Saturday, April 25, 2009

Red mountain majesties

This is Red Fuji (Southern Wind, Clear Sky) by Hokusai.

It is the second print--and the second-most-famous print--in his renowned series Thirty-Six Views of Mount Fuji; in both cases, The Great Wave off Kanagawa comes first.

I bought a poster of this image last year and hung it in my living room at college. "I come from the mountains," I explained to my housemates, "and I miss them when I'm on the East Coast."

Perhaps it is an exaggeration to say that I "come from the mountains," since Portland is not particularly high in elevation, but still, on a sunny day you can at least see a couple of genuine glacier-capped peaks, which is more than can be said for New York State.

People like me love making fun of Easterners who think that the Catskills (tallest peak: just over 4000 feet) are "real" mountains. But when I went to France, and gave my host family a calendar featuring Oregon photographs, and worked out the height of Mount Hood in meters just so I could tell them accurately (11250 feet/3429 meters), they gave me a look as though I wasn't describing a "real" mountain at all. "Oh! It's like the Pyrenees!" they said, smug in the knowledge that Mont Blanc, the highest of the Alps, lies within their borders.
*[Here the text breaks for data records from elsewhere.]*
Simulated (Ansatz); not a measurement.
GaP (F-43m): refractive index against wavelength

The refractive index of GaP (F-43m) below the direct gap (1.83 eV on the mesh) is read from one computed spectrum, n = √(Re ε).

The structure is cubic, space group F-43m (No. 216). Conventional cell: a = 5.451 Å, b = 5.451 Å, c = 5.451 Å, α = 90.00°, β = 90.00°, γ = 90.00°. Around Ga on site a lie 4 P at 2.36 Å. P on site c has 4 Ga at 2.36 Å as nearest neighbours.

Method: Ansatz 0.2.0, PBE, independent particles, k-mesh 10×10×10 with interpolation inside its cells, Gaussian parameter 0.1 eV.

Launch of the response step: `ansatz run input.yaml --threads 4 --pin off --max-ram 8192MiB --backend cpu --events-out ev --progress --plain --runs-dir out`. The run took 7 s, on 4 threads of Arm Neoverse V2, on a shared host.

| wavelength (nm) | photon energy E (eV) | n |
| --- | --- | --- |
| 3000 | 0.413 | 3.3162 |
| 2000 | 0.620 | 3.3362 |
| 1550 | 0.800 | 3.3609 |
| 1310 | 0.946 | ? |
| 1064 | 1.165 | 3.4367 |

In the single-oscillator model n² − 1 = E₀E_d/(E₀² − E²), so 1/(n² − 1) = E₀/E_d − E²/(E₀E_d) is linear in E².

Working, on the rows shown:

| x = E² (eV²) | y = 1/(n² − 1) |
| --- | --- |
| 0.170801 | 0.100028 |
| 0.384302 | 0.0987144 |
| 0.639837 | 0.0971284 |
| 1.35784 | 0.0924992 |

No one would ever say that Mount Fuji isn't a "real" mountain though, and it's not that much taller than Mount Hood (12388 feet/3776 m). You could think of Hood as Fuji's kid sister--the smaller, rougher version. Fuji is the most-climbed mountain in the world and Hood is the second-most-climbed; Fuji has an exceptionally symmetrical cone while Hood has a few lumps on it; both are located pretty close to big urban areas, closer than is usual for such tall mountains, though of course the population of the Portland area can't compete with that of Tokyo!

My friend Lexi, who I lived with last year, didn't like my putting up the Red Fuji poster. She said it frightened her. (She's not from the mountains--grew up in New Jersey and Texas.) Somehow, that made me stubborn--since I had to defend my poster, I ended up liking it more. I bought a diary with this same image on the cover and have been using it for the last few months:


and today, while once again browsing at the used bookstore, I found this--36 Views of Mount Fuji by Cathy Davidson, a memoir of time she spent living in Japan:


The reason I bought this wasn't just because of the Hokusai print. (You know what they say about books, and covers...) No, I picked it up because I am planning a vacation to Japan in a couple of months--to visit Lexi, who is teaching English there.

And yes, she's gotten used to the mountains by now.